They requested an extension of the settlement date to 12 July 2004.

  1. Elliott & Harvey refused that request by letter dated 9 June 2004 and set out the steps its client had taken to obtain the best price for the land. The matters raised by Clarke & Kann in its letter of 8 June 2004 do not suggest that EHMS was not endeavouring to obtain the best price for the land. The first point is only an expression of opinion. The factual basis for it, if there was one, was not put before the court in admissible form, and, in any event, it was specifically denied. The subject to finance clause in the Samford Nominees contract had not been satisfied. None of the Ipro contracts had a sufficient deposit.
  1. A meeting then took place between Mr Smits and Mr Ogle on 9 or 10 June 2004. A dispute exists as to what was said at that meeting and even as to on what date it occurred. It is not possible to resolve that question of fact on an application such as the present. Notes of a without prejudice conference on 10 June between Tendiris’ solicitor Mr Loel and a solicitor from Clarke & Kann exhibited to an affidavit by Mr Ogle will not be considered as the privilege in these communications has not been waived by both parties.
  1. The Tendiris contract settled at 3.30pm on 11 June 2004 with mortgage finance being provided by Suncorp Metway Ltd. After business hours on 11 June 2004, at 5.20pm, Elliott & Harvey received a facsimile transmission from Clarke & Kann saying:

“We understand that Tendiris Pty Ltd was not able today to complete the contract it signed with your client.  Please urgently confirm.”
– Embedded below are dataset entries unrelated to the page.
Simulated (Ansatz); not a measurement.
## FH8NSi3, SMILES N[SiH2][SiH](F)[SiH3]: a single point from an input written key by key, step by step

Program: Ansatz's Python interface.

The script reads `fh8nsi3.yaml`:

  1. This understanding was incorrect as the contract had settled. The letter attached a copy of a further unsigned, undated form of contract to sell the land between Mr Ogle and Ipro (“the third Ipro contract”).  The fact is that Mr Ogle had not been able to sell the land by 11 June 2004.  He had been in default for about a year and on settlement of the Tendiris contract, he lost his equity of redemption.

The Ogle caveat

  1. On 17 June 2004, the respondent lodged the caveat which is the subject of this application (the “Ogle caveat”). This caveat has prevented registration of the transfer to the applicant. The grounds of the claim of the Ogle caveat were said to be:

“The equitable estate remains in the caveator notwithstanding that the first registered mortgage (namely, Elliott & Harvey Mortgage Securities Limited ACN 089 156 605 of the said land) has purported to execute a transfer of the said land in purported pursuance of its power of sale under mortgage No 705310541 which said memorandum of transfer is voidable by reason such sale having been effected in breach of sec 85 of the Property Law Act 1974.” (errors in original).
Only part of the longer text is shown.